Complete step by step solution:
So we know that the noble gases are also called as the inert gases since they do not react with the other elements as they do. And the cause of inertness toward other elements are because of their stable electronic configuration. The noble gases have the filled orbitals and hence less in energy and completely stable.
-The noble gases are
 Helium (He, Z=2)
Neon (Ne, Z=10),
Argon (Ar, Z=18),
Krypton (Kr, Z=30)
Xenon (Xe, Z=54)
Radon (Rn, Z=86)

The general electronic configuration of noble gas is $n{{s}^{2}}n{{p}^{6}}$ expect for He which is $n{{s}^{2}}$ configuration.
-Among these elements Xe possess similarities with oxygen like first ionization energy of xenon is almost similar to the oxygen both having values $1170 kJmo{{l}^{-1}}$ and $1180 kJmo{{l}^{-1}}$ respectively.
-The molecular diameters of both the oxygen and xenon is identical which gives a value of
400pm

- Neil Bartlett, a scientist studied these similarities and he put forward an argument that since oxygen combines with platinum hexafluoride, xenon should also form a similar compound with hexafluoride and he proved he was correct. He mixed deep-red vapors $Pt{{F}_{6}}$ with Xe which formed an orange-yellow solid at room temperature with a formula similar to the formulae of the compound formed by oxygen.
Hence the first stable noble gas compound was discovered and the reactivity study of noble gas gained the attention.
\[Pt{{F}_{6}}+{{O}_{2}}\to {{O}_{2}}^{+}{{\left[ Pt{{F}_{6}} \right]}^{-}}\]
\[Pt{{F}_{6}}+Xe\to X{{e}^{+}}{{\left[ Pt{{F}_{6}} \right]}^{-}}\]

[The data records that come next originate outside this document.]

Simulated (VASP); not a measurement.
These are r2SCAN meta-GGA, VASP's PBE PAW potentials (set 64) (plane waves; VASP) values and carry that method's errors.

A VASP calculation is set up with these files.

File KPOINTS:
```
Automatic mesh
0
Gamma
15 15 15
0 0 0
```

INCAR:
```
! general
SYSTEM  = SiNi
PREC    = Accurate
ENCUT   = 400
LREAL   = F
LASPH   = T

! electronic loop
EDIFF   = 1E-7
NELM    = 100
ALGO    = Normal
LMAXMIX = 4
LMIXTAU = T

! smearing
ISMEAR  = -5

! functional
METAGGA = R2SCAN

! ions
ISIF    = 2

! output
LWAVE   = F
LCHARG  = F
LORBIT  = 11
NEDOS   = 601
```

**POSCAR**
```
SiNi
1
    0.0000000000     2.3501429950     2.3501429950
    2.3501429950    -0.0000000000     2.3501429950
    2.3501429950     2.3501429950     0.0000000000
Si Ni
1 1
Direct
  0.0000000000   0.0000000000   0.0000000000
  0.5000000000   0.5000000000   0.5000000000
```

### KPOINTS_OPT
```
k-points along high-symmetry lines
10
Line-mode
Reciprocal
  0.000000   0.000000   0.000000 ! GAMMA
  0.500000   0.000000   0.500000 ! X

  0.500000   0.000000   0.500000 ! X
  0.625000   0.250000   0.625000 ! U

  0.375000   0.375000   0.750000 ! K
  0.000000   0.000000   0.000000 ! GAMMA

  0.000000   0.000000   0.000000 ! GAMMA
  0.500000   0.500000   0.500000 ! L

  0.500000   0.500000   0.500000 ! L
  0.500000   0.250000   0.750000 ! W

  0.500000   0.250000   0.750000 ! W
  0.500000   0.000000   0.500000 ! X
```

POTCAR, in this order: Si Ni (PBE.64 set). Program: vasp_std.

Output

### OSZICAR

-Another reason for the reactive is as the Xe atom is having a much greater size. It’s a larger molecule hence the impact or attraction of nucleus for the valence electrons will be less, hence very less amount of energy is required to remove the outer electrons, The first ionization enthalpy of the Xe is less and they react with the strong electron acceptor atom like fluorine which only needs an electron more to complete its shell. And as we move down the group in a periodic table first ionization enthalpy decreases.

So Xe reacts with Fluorine to gives xenon fluorides like $Xe{{F}_{2}},Xe{{F}_{4}},Xe{{F}_{6}}$
\[Xe+{{F}_{2}}\xrightarrow{{{400}^{\circ }}C}Xe{{F}_{2}}\] (In 2:1 ratio)
\[Xe+2{{F}_{2}}\xrightarrow[Ni]{{{400}^{\circ }}C}Xe{{F}_{4}}\] (In 1:5 ratio)

\[Xe+3{{F}_{2}}\xrightarrow[50atm]{{{300}^{\circ }}C}Xe{{F}_{6}}\] (In 1:20 ratio)
So Xe is the only noble gas known to react with fluorine having the atomic number 54.
So, the correct answer is “Option A”.

Note: As we have stated that the first ionization enthalpy decreases down the group then radon should be more reactive than xenon and radon is a larger molecule than xenon. But radon is a radioactive element, it has a very short half-life and hence its compounds are not studied or known yet.